Two-pass: (1) encode each instruction into code, recording byte offsets and emitting pending relocations; (1.5) rewrite label_defs from instruction indices to byte offsets; (2) resolve relocations, appending the unresolvable ones to relocs. Pure / no shared state → trivially parallelizable.

Buffer-sizing helpers: encode_max_code_size(n) -> int (n*15), encode_max_relocation_count(n) -> int (n).

Internal matcher (file-local, inlined): encoding_matches_inline, operand_matches_inline, reg_matches_inline, mem_matches_inline, imm_matches_inline, implicit_operand_matches, is_implicit_op_inline, get_user_op_inline.


8. Decoder (decoder.odin)

Instruction_Info :: struct {     // parallel metadata, one per decoded inst
	offset: u32,
	rex: u8, has_lock: bool, rep: Rep, segment: Register,
	vex_type: VEX_Type, vex_l: VEX_L, vex_w: VEX_W,
	evex_b: bool, evex_z: bool, opmask: u8,
}

decode :: proc(
	data:         []u8,
	relocs:       []Relocation,             // optional in: name labels
	instructions: ^[dynamic]Instruction,    // out
	inst_info:    ^[dynamic]Instruction_Info, // out (parallel)
	label_defs:   ^[dynamic]Label_Definition, // out: inferred branch labels
	errors:       ^[dynamic]Error,
) -> Result

Two-pass: (1) decode each instruction (prefixes → opcode → operands), collecting branch targets; (2) infer labels for in-region branch targets, reusing IDs from relocs when available.

Decoder_State (file-internal) holds prefix/VEX/EVEX decode state. The decoder relies on the generated tables in §10. Mostly file-internal procs: decode_prefixes, decode_vex2/3, decode_evex, decode_opcode(_vex), decode_operands(_vex), decode_single_operand(_vex), decode_memory_operand, decode_register, decode_implicit_operand.


9. Printer (printer.odin)

Modified Intel syntax: size suffix on the mnemonic (.b .w .d .q .x .y .z) instead of PTR, clean [base + index*scale + disp] memory.
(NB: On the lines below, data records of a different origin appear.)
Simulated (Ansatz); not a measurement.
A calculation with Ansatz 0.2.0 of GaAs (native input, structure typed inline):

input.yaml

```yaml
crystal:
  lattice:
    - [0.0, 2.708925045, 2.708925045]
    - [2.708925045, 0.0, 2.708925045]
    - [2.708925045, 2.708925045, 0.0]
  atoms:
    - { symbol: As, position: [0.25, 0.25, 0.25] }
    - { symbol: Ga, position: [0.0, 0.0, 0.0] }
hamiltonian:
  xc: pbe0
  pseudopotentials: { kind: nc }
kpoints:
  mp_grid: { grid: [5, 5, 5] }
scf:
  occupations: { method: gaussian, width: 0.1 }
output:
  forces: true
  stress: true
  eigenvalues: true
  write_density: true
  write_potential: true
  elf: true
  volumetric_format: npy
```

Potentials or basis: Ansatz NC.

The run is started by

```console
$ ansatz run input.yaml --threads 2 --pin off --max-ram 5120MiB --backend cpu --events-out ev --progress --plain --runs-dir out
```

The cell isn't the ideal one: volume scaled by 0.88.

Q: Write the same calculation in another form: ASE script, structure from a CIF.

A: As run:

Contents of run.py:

Token_Kind :: enum u8 { WHITESPACE, NEWLINE, LABEL_DEF, LABEL_REF, OFFSET,
                        MNEMONIC, REGISTER, IMMEDIATE, MEMORY_BRACKET, MEMORY_OPERATOR,
                        MEMORY_DISP, MEMORY_SCALE, PUNCTUATION, COMMENT }

Token :: struct { offset: u32, length: u16, kind: Token_Kind, instruction_index: u16 }

Print_Options :: struct {
	uppercase: bool, hex_prefix: string, hex_lowercase: bool,
	label_prefix: string, show_offsets: bool, indent: string,
	separator: string, space_after_comma: bool,
}
DEFAULT_PRINT_OPTIONS :: Print_Options{  }

Print_Result :: struct { text: string, tokens: []Token }

Helpers: mnemonic_to_string(m, lowercase) -> string, register_name(r, lowercase) -> string, token_kind_to_string, size_to_suffix(size) -> u8.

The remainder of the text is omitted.